And will never benefit from meeting those standards, double edged sword. Yes, the clean green nz had to be pulled back because of the dirty truth, and there's a long way to go to achieve nationwide, and then market. But catchment sized achievements and marketing, maybe.
Blimey. We might have to start talking WITH one another & actually coming up with local solutions that work for those living there. I have posited before that our future long term governance needs to be more locally driven [no, not the current local governance model] & now we have a conversation starter, & a pretty important one I would argue. I'd like to hear Keith's take on this before ranting too much, but in general, I'd like to see the regions run as businesses, but with a heart, & send less money to Wellington full-stop.
I think we could run WEllington on about half the current budget, with the balance returning in the regions were their prosperity was created.
An example from KB today
"In Porirua we have a problem (it seems) with cross connection of stormwater into the sewage system. Every time it rains heavily, the sewage system can’t cope with volumes, and it overflows into Titahi Bay, which is horrible.
What they’re trying to do to remediate that is to install a 7 million litre tank into which a bunch of the sewage flows and is pumped away to the treatment plant. Normally it is pretty empty, but in heavy rain it can fill up and regulate the volume going to the plant. All well and good.
Until they discovered that there were northern grass skinks living in the area of works.
So what they did was spend 2 months collecting as many as they could, and rehoming them. They relocated 60 skinks.
Bit of an eye roll but, hey…
Until you discover that this 2 month exercise caused a six month delay to the project, increasing the cost by $10,000,000.
Ten. Million. Dollars. For 60 skinks. $166,666 per skink.
The worst bit? They’re not even endangered."
Seems logical to base local management on the rivers catchment area, as it was with the catchment boards before the regional councils came in.
I would say you could break it down even further, with upper catchment getting priority. Some of the lower river reaches are pretty much basket cases, not all from farming either.
The protest against mining held in blackball attracted a dozen half-baked, deranged individuals. Most were from elsewhere not blackball
So Mr Chicken Little, who are you talking about as "a few folk like you"? When it comes to "self centred", you are confessing to your own flaws
You should relax a bit. Glaciers have covered the Earth and completely gone again raising sea levels by up to 90m: all without the tiniest ICE engine or coal mine ever being built. So don't worry about the "planet's climate" life has thrived at CO2 levels twice of that found today and there used to be far more carbon in our biosphere - you can tell that because of the vast quantities which have been sequestered from a gargantuan bulk of living organic carbon over millions of years.

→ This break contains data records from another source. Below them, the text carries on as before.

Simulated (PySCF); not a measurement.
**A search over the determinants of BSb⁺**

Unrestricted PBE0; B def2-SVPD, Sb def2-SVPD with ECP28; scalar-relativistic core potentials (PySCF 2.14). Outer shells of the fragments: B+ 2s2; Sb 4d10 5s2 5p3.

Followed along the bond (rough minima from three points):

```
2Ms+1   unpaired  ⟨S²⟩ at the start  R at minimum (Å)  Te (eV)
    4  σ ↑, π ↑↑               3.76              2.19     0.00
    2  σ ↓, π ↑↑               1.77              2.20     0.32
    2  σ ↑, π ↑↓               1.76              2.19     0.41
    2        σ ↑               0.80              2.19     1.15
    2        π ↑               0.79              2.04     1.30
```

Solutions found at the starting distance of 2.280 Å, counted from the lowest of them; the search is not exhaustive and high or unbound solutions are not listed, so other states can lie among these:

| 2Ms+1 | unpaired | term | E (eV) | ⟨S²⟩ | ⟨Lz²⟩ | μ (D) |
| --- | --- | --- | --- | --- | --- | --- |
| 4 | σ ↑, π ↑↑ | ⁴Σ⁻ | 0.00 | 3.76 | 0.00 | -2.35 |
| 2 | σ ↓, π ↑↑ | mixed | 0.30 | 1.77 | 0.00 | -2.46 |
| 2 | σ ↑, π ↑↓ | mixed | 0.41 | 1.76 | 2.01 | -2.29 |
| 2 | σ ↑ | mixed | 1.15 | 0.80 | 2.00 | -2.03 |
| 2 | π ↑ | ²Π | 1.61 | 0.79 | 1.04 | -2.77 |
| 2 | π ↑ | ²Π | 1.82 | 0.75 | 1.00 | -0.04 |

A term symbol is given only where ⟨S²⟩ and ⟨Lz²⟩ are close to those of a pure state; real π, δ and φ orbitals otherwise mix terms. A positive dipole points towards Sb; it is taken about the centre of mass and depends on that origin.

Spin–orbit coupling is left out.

Excellent work from Simon.
as another comment here says, we really do need to move away from the one sized Wellington model for a number of things. Obviously there is not much in common between Southland and Northland.
imagine having a shared objective set nationally, with implementation done locally? Imagine how fast the best areas would take up the challenge! We would make many local heroes, build stronger communities, give meaningful opportunities to local people.
I despair. Great to see Simon Upton talking about payment for ecosystem services, but then he gets into this mode of someone has to pay and the costs will be enormous. Take this paragraph in his conclusion;
Socialising the costs of land use change is always the easiest route politically, but it can be eyewateringly expensive. If it required $80 million of public money to reduce the flow of nutrients into Lake Taupō, the sum required to purchase changes in land use intensity across the country on a similar basis would be huge. That is why the first port of call must always be finding profitable alternative uses. But it will not always be possible: from our case study work, the cost of restoring one pocket of the Hikurangi repo (wetland) in Northland could be as much as $120 million depending on how you went about it. But just to buy back the land would require nearly $20 million.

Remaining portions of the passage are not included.